Name If Russia Had NOT----? Date: Oct 13, 2008
There was a terrible massacre going on in S.Osettia and being conducted by Georgia with a massive amount of bombs and missles falling on houses in the middle of the night. Then the tanks rolled in, and rolled right over people while they were at it. Georgian's on foot went about tossing hand grenades into basements where people had gone when their homes were being bombed, hoping their basements would shelter them.

Georgia was pumped up into doing this invasion by the US who had been supplying them with funds, weapons, military deathsquad type training, including those horrible sound weapons (which are a crime against humanity, and from the USN, a terribly "genocidal" crime against whales and other sea mammals..)

The Israelis also contributed in the training, equipping and pushing of Georgia into destroying S.Osettia. There was a "war game" conducted by the US in Georgia not long before the invasion; helping them "get ready". There were US spec.ops, blackwater and MOSSAD agents participating in the invasion...

Yes, there are other considerations, but THE ABOVE take precedence over all the pipeline/NATO/encircling Russia and whatever etc., MADNESSes!

I am not the least bit "war hawkish", but must say, anyway, thank goodness Russia rolled in to intervene and stopped the massacre of S.Osettians, and prevented then also the same sort of massacre from happening to Abkhazia since they were next in the scheduled program before moving on to Iran and whatever else... This was to have been the startup of the Bushco (Cheney)(nwo)(AIPAC)(CFR) Grand Finale Big WAR, but shucks, doggone, Russia spoiled it all...(!)

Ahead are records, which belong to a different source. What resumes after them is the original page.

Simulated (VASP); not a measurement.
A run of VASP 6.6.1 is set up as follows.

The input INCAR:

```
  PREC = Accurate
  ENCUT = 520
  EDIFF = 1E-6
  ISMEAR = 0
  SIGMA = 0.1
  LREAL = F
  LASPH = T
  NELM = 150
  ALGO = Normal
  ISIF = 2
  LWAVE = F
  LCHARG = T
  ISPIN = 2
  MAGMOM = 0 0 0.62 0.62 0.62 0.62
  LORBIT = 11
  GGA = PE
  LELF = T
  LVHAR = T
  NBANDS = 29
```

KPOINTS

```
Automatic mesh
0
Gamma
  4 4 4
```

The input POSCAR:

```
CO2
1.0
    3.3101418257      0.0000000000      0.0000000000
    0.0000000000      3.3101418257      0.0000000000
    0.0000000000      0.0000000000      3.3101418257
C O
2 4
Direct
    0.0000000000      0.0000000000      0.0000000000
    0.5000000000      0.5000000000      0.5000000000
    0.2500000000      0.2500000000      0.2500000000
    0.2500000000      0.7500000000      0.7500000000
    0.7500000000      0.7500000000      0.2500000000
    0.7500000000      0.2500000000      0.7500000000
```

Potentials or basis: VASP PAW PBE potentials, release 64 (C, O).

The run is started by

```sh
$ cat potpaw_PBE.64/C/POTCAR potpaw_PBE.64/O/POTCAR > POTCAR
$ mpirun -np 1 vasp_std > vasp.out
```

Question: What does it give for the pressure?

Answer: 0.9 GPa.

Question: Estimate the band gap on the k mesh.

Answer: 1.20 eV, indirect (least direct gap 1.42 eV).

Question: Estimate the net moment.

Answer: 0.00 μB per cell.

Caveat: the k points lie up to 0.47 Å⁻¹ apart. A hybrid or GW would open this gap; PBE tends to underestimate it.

Georgia continued to try to continue with their plans even after they'd been chased out of S.Osettia. They backed off just a short ways away and sat waiting for... (WHAT? for Russia to LEAVE??) They seemed to have thought that the nwo "rest of the world" would prevail upon Russia to just up and leave without any reliable, honest protection having been set up for S.Osettia and Abkhazia. Georgia continued deceitful manouevers and activities, for instance:

Setting up bands of men, some Georgians, some from other Balkan countries, dressed up in Russian uniforms and carrying leftover Russian weapons and surrounded by people toting cameras to begin committing atrocities (begin murdering) Georgian citizens which, on the videos being filmed, would appear to be Russians attacking Georgian citizens...

(just like US and Israeli "spec ops" do in Iraq, only dressed up "like Iraqis" and killing US military personnel and destroying tanks and other armored vehicles, to blame it on whichever manufactured faction they desire to blame it on at the time, even having foolishly used MOSSAD's own DU tipped roadside bomb/tank destroyer, literally making mince-meat of anyone inside any vehicle they bombed--and tried to claim these were Iranian made bombs--made with DU?)

CNN and BBC if not also others, absconded with the video that had been taken by a Russian (S.Osettian?) journalist during the 8/7-8/08 initial blitzkreig attack. I saw that film shortly after, so had no problem recognizing it when it was run a few days later by CNN and BBC falsified by their fake "news report", claiming it to be footage of Russia attacking Gori, and as if "current".

Russia took out the military base near Gori, and also the airport; they would have been foolish NOT to! The US would have been flying in resupplies and perhaps pilots and bombers too, who knows! In the Black Sea the US came to port claiming "humanitarian aid" but those ships were not stocked for that, they were warships.

So, anyway, your "assessment" that Russia's intervention which stopped the massacre of S.Osettian civilian citizens from infants to the most elderly was the same as the US unprovoked invasion, ongoing mass murder, destruction and occupation of Iraq is way off base and unjust, to say the least, and inhumane if it indicates that you think Georgia should have been left there unopposed to continue slaughtering more innocent civilian human beings.

No one else was stopping it, so why are you using it in a way that casts it so falsely and degradingly against Russia, a way that is contributing to demonizing Russia if not advocating for Georgia's "right" to kill as many civilians as they might like to kill?

MAKE WAR OBSOLETE! MAKE OIL OBSOLETE!
http://www.zianet.com/XLexcel/OHBOY.html

Name Anthony Petros Date: Dec 26, 2008
As hard as you try to demonize the U.S. and play down the brutal Russian regime . . . you have failed. Bush was foolish to invade Iraq, but that being said our troops were there and are trying to help the Iraqi people. Georgia is a free and independent state that didn't deserve the Stalin style invasion by Russia.